Donna McNiel said...

I'm stunned by the suggestion that people should have voted FOR a substitution that went against everything they believed in, because it would have postponed this move that the bishop was determined to make. (His anger at a delegate who supported the move but suggested a change that would have caused such a postponement made that clear.)

It confirms my sense that people are seeing themselves in their opponents. Because so many have been willing to use whatever tactics they could to achieve their goal, they assume that "the other side" is doing and/or should do the same thing.

That the ends justify the means is an ethical fallacy.

Dan Martins said...

James W: Speculation about how this all plays out internationally is above my intellectual pay grade. But my concern is that a non-Canterburian form of Anglicanism is emerging, the Common Cause Partners and GAFCOM are key pieces of that puzzle, and that events in San Joaquin are feeding the energy behind that movement. Also, how the PB and others are seen to play by the rules--or not--of "our polity" will be a factor as well.

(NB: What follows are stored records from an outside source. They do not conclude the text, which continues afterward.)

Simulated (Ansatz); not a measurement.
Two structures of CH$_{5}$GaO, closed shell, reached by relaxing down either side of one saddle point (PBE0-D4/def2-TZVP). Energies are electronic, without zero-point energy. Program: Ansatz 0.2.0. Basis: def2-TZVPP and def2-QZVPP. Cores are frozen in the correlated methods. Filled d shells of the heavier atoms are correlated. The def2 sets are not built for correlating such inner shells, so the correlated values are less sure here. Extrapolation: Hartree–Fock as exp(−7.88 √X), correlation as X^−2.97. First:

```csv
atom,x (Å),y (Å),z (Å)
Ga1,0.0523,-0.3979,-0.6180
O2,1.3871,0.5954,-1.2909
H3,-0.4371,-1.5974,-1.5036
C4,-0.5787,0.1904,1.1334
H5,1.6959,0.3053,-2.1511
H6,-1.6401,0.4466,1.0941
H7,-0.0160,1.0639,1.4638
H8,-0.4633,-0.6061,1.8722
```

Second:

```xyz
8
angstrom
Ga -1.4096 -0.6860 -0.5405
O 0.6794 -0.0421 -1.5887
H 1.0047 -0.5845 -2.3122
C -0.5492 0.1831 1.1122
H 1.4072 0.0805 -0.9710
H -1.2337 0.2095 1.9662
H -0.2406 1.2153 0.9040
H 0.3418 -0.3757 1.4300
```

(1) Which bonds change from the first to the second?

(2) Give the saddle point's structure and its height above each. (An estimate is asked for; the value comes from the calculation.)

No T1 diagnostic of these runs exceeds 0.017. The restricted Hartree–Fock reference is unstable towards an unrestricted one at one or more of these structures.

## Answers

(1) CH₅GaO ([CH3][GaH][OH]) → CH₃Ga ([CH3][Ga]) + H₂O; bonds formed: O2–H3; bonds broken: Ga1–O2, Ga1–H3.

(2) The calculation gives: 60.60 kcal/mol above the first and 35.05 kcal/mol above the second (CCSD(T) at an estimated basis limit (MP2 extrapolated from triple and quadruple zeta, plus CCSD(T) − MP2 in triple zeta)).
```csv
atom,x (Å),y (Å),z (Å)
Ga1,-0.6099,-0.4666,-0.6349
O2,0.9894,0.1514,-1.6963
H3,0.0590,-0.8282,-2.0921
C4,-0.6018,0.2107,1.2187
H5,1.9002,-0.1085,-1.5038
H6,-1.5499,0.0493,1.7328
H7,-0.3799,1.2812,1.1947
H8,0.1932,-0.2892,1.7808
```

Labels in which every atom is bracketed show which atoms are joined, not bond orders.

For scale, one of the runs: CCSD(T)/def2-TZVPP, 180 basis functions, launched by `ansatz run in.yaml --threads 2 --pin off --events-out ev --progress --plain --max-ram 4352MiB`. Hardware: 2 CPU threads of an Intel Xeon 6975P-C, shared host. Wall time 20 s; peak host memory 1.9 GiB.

Fresno Mark and Donna McNeil--Should I feel sullied because I have acted within a political process by behaving according to the rules of political processes? Perhaps so. Ideally, the councils of the church should be above politics. But as long as we take votes rather than throw dice, conventions are political. (For the record, I would not be opposed to going back to throwing dice rather than voting.) Politics is "the art of the possible." As I have explained before, when I helped craft the language of the constitutional change, it was a counter-measure to even stronger and more definitive anti-TEC lanuage. Those of us who framed it kept it as ambiguous as we thought we could get away with, and I continue to contend that what we passed, and what was approved on second reading last December, does not, in and of itself, take DSJ out of TEC. The canonical change affiliating with Southern Cone, of course, does. We were doing the best we could, working with the tools at our disposal, and with the on-the-ground political realities of the diocese. Our purpose was not to make a principled stand. Perhaps it should have been. Hindsight is 20-20. Our purpose was to keep the diocese together (we have failed) and to preserve the greatest number of options for the longest period of time, in the hope that those making decisions might exercise the option of not splitting from TEC. We failed there too. It was a long shot anyway. We had limited resources--political resources, that is. I hold my head high for what we tried to accomplish. I regret that we were not successful. I understand that it must look to others like we were craven or cowardly or even complicit. Given the available information, I would probably form the same conclusion about somebody else. For that I ought to repent, because we were, in fact, none of those things.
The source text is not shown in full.